Caffrey v. Alcorn

Decision Date08 November 1932
Citation162 A. 840,115 Conn. 605
CourtConnecticut Supreme Court
PartiesCAFFREY v. ALCORN.

Appeal from Superior Court, Middlesax County; John Richards Booth John A. Cornell, and Earnest C. Simpson, Judges.

Action by James T. Caffrey against Hugh M. Alcorn, administrator, on certain claims against the estate of John B. Hall, brought to the superior court where, upon motion of the defendant, the court gave judgment upon the record in favor of the defendant, and the plaintiff appeals.

Error and case remanded.

Leonard O. Ryan, of Middletown, for appellant.

Cornelius J. Danaher, of Meriden (Hugh M. Alcorn, of Hartford, on the brief), for appellee.

HAINES, J.

The court of probate for the district of Meriden, in which the solvent estate of John B. Hall was in process of settlement limited a period of six months from and after September 29, 1930, for the presentation of claims against the estate. The plaintiff presented his claim to the administrator in writing, November 10, 1930, which the latter disallowed December 10, 1930, and so notified the plaintiff. Under the provisions of General Statutes, § 4918, appearing in the footnote,[1] the plaintiff thereupon became entitled to begin suit upon his claim within four months from December 10, 1930, i. e., before April 10, 1931. The plaintiff did not bring suit within that period, and it is the contention of the defendant that the claim was thus forever barred by the provisions of that statute.
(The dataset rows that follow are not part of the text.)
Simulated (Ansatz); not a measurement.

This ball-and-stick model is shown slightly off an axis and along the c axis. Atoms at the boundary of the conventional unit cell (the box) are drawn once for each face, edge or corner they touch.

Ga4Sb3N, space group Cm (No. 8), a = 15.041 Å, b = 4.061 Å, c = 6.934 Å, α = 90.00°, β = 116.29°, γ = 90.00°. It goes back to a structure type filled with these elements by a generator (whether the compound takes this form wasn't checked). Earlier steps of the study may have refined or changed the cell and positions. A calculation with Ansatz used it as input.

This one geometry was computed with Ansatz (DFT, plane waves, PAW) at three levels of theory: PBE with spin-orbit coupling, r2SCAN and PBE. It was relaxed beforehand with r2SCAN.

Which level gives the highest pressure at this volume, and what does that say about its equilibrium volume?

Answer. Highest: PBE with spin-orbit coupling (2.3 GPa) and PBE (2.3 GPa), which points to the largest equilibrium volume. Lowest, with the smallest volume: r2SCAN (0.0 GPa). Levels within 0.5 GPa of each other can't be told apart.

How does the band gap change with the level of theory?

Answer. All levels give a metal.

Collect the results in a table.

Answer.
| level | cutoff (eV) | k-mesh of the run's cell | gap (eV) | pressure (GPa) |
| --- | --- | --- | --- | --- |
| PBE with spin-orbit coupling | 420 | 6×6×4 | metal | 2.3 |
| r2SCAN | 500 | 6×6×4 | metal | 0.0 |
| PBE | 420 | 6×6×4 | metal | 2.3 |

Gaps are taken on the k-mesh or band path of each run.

So far as this particular statute is concerned, that result would necessarily follow, since the statute explicitly so provides. It was enacted in 1817 and clearly intended to facilitate the early settlement of solvent estates by enabling the administrator to set in motion a four months limitation by his notice of disallowance. Robbins v. Coffing, 52 Conn. 118, 143. As the language of the statute indicates, this procedure applied to solvent estates only. Before 1907 this was the usual statutory method for the determination of claims against such estates. Chapter 27, § § 326-330, General Statutes, Rev. 1902. Where the estate was insolvent, however, a different procedure was provided. Claims against insolvent estate were to be passed upon by commissioners. Chapter 28, § § 331-340. General Statutes, Rev. 1902. They determined the amounts due on all the claims and the aggregate sum due to claimants, thus ensuring a fair and equitable division of the assets of the estate pro rata among the creditors. Nowell's Appeal, 51 Conn. 107, 111; First National Bank v. Hartford L. & A. Ins. Co., 45 Conn. 22, 39; Bailey v. Bussing, 37 Conn. 349, 353. There were, however, further statutory provisions which permitted a possibly solvent estate to be settled as an insolvent one, when the court of probate deemed it " expedient." General Statutes, Rev. 1902, § 341.

The expedition and economy of settlement furnished by the action of commissioners, and perhaps the advantage of action by disinterested men having no bias for or against the estate, led to the practice of representing estates which were in fact solvent, to be insolvent, so as to obtain action by commissioners. This practice, however, was criticized by this court. Bacon v. Thorp, 27 Conn. 251, 262. It was held that every estate should be presumed solvent until fairly represented otherwise, and so soon as it came to the knowledge of the court of probate that an estate being settled as insolvent was in fact solvent, it must not be treated as insolvent, though so represented. Tweedy v. Bennett, 31 Conn. 276, 278: Bacon v. Thorp, supra; Sacket v. Mead, 1 Conn. 13, 17.

In 1907 the Legislature, with the apparent purpose of extending the use of commissioners in passing upon claims, enacted a statute by which, when the administrator of a solvent estate disallowed a claim which had been duly presented, the claimant could apply to the court of probate for the appointment of commissioners and thus submit his claim for further consideration, and such appointment was in the discretion of that court. Public Acts, 1907, c. 169, now General Statutes, § 4920, appearing in the footnote. [2]

A claimant who sought this method of relief, was required by the terms of the statute to make his application " within one month after notice of such disallowance or the expiration of the time limited for presenting claims." We read this as giving the claimant the alternative to make the application within one month after notice of the decision of the administrator, or one month after the expiration of the time for presenting claims to the administrator.

In the present case the claimant received notice of the disallowance by the administrator December 10, 1930, while the time limited for presenting claims expired March 29, 1931. On the latter date suit had not been brought, but before the end of the month following, viz. on April 7, 1931, he acted under the provisions of General Statutes, § 4920, and made application for the appointment of commissioners, and three days after the denial of his request on April 18, 1931, he brought suit.

The defendant contends that the claim was nevertheless barred on March 29, 1931, and that the claimant was not permitted to avail himself of the provisions of section 4920 because he says that statute only applies to cases " where the administrator has taken no action to disallow a claim during the time limited by the Court of Probate."

We are unable to find sufficient warrant for this contention. At first reading, these statutes may seem to contain inconsistent...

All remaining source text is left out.